Revolutionary New Material for Agriculture Machinery? Stronger than Steel, Light as Plastic?
Is a revolutionary new material knocking at the agriculture equipment industry’s doorstep? Scientists at Massachusetts Institute of Technology (MIT) reportedly have created a substance stronger than steel and light as plastic.
MIT’s creation, 2DPA1, has an extremely high elastic modulus (a measure of force required to deform a substance) greater than bulletproof glass by a factor of four to six. Further, 2DPA1’s yield strength (force required to break a substance) doubles that of steel, but measures only one-sixth of steel’s density. Additionally, 2DPA1 is impermeable to gases and can be mass produced.

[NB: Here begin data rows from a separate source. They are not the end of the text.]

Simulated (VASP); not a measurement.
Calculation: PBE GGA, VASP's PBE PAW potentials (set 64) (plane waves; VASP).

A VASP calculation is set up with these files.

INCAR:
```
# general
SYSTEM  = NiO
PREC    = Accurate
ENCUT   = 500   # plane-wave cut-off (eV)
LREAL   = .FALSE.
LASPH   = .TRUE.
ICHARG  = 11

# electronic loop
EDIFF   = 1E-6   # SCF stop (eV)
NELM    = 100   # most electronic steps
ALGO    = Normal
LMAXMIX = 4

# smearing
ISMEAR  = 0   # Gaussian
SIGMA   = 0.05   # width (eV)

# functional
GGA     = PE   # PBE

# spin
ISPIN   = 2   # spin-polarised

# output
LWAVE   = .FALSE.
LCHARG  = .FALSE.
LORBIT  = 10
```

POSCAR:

If further testing proves 2DPA1 to be genuinely groundbreaking, and conducive to manufacture in large amounts, as stated by MIT, it might play a significant role in machinery production, including the agriculture industry.
No Spaghetti
2DPA1 is a two-dimensional polymer that self-assembles into sheets, distinct from the one-dimensional, spaghetti-like chains of all other polymers. The newly created 2DPA1 could be used a coating for vehicle parts or cell phones, or as a building material in bridges or steel structures, according to Michael Strano, the Carbon P. Dubbs Professor of Chemical Engineering at MIT and senior author of a new study on 2DPA1.
“We don’t usually think of plastics as being something that you could use to support a building, but with this material, you can enable new things,” he says. “It has very unusual properties and we’re very excited about that.”
The MIT engineering team has applied for two patents.
Legos
Simplified, 2DPA1 is the outcome of a process previously considered impossible: polymerizing a material in two dimensions.
“Instead of making a spaghetti-like molecule, we can make a sheet-like molecular plane, where we get molecules to hook themselves together in two dimensions,” Strano says. “This mechanism happens spontaneously in solution, and after we synthesize the material, we can easily spin-coat thin films that are extraordinarily strong.”
According to MIT, 2DPA-1 self-assembles in solution, and can be manufactured in large amounts by ramping up the quantity of the starting material.
“With this advance, we have planar molecules that are going to be much easier to fashion into a very strong, but extremely thin material,” Strano says.
2DPA-1 is impermeable to gases. Whereas other polymers allow gases to seep through gaps in their makeup, the new material is made from monomers that fit Lego-style, and molecules cannot pass between them.
“This could allow us to create ultrathin coatings that can completely prevent water or gases from getting through,” Strano says. “This kind of barrier coating could be used to protect metal in cars and other vehicles, or steel structures.”